I remember him as first base coach for the Sox in the late sixties, and was always surprised he never became a manager.
 

Tomasso

Incurably Addicted
Messages
13,719
Location
USA
I never cared much for Joe DiMaggio. He was a prima donna......from basically causing Mickey Mantle's devastating knee injury by not waving him off a ball in the outfield until he was sure that he could make an elegant catch......to demanding to be introduced as The Greatest Living Ballplayer at any baseball related event he attended. I recall an interview (Dick Cavett?) with Willie Mays and Mickey Mantle and when the subject of Joe D came up Mick bit his tongue but Willie ripped him a new one.
 
Messages
11,579
Location
Covina, Califonia 91722
Although fictional, I really like to watch the movie "The Natural" i have the director's edition which has a few more scenes that do add to the movie. For me Baseball is an amazing sport with team work and as Al says in the Untouchables individual acheivement. In its heart it is basically the same game as it was in the early days.

I love to hear about the Brooklyn Dodgers and the NY Giants and the Yankees the best team money can buy was what my friends always said about the Yankees.

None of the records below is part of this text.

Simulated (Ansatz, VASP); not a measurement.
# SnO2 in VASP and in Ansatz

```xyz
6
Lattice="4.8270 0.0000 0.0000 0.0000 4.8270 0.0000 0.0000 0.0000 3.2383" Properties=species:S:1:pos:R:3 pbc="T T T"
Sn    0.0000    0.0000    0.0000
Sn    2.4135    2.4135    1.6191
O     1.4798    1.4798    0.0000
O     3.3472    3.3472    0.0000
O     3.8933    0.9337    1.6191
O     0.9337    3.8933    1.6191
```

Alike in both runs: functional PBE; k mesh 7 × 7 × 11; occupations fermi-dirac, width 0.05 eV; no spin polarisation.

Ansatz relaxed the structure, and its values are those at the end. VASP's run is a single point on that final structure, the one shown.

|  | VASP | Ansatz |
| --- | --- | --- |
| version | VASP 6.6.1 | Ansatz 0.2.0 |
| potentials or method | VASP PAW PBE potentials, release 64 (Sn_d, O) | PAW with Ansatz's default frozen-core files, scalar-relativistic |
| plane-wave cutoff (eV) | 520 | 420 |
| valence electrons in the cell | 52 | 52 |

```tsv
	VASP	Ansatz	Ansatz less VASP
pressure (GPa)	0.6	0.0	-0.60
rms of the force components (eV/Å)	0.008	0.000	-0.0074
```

Ken Burns documantary "Baseball" that he did ages ago is a great one to watch if you want to learn about the sport and its history.
 

Caleb Moore

Familiar Face
Messages
81
Location
San Francisco Bay Area, CA, USA
I never cared much for Joe DiMaggio. He was a prima donna......from basically causing Mickey Mantle's devastating knee injury by not waving him off a ball in the outfield until he was sure that he could make an elegant catch......to demanding to be introduced as The Greatest Living Ballplayer at any baseball related event he attended. I recall an interview (Dick Cavett?) with Willie Mays and Mickey Mantle and when the subject of Joe D came up Mick bit his tongue but Willie ripped him a new one.

Believe me, Mays has no shortage of ego, either. He will be the first one to tell you how great he was.